The Supreme Court, with the five conservative justices constituting the majority, held that the Concepcions could not be part of a class-action suit but instead had to go to arbitration. The practical reality is that no such claim is ever likely to be brought. As Justice Stephen G. Breyer noted in the dissent: “What rational lawyer would have signed on to represent the Concepcions in litigation for the possibility of fees stemming from a $30.22 claim? . . . ‘ The realistic alternative to a class action is not 17 million individual suits, but zero individual suits, as only a lunatic or a fanatic sues for $30.’”

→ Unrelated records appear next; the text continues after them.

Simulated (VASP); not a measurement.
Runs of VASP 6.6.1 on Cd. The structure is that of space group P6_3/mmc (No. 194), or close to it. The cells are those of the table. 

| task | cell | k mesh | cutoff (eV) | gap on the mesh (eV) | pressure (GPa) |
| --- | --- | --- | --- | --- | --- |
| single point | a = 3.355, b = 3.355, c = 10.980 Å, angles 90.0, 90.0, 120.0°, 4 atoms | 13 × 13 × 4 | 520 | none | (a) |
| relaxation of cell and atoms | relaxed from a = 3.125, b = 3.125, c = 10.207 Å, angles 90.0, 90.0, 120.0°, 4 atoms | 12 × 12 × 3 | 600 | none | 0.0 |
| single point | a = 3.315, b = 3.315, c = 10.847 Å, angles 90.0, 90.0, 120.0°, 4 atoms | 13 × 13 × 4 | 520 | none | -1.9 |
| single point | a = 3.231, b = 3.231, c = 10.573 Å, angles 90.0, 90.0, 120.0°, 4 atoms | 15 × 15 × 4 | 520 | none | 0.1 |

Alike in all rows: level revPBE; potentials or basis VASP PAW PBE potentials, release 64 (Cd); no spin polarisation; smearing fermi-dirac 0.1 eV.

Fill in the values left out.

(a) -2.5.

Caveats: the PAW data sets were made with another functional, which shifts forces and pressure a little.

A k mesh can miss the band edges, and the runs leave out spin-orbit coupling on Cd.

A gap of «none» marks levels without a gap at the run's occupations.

Class actions exist precisely for this situation, in which a large number of people lose a small amount of money and none is likely to bring an individual claim. The effect of the Supreme Court’s decision is to make it far less likely that corporations engaged in even massive fraud will be held accountable when many people lose a little.

The high court’s decision is particularly troubling because it is based on the Federal Arbitration Act, which states that contracts providing for arbitration are to be enforced except where state law deems them to be unenforceable. The California courts consistently have found that the arbitration clauses that preclude class-action remedies are unenforceable. The Supreme Court ignored this and explicitly said that it was important to protect defendants, such as corporations, from the in terrorem (“in fear”) effects of class action that pressure them into settlements. The court’s conservative majority could not have been clearer that it was favoring businesses over consumers.

Businesses would much prefer that suits against them by injured consumers or aggrieved employees never get before a jury. Juries are perceived as pro-plaintiff and too likely to be swayed by emotions. Professional arbiters are strongly favored by defendants as more likely to rule in their favor and, when ruling for plaintiffs, to award less in damages.

This is the third decision in the last three years in which the high court has found that arbitration agreements should be broadly read to prevent injured individuals from going to court. Two years ago, the court ruled that an arbitration clause in an employment agreement precluded a plaintiff from bringing an age-discrimination case to federal court. Last year, the court ruled that it is for the arbiter, and not a judge, to decide if an arbitration clause is valid. All of these decisions have been 5 to 4, with the five most conservative justices in the majority.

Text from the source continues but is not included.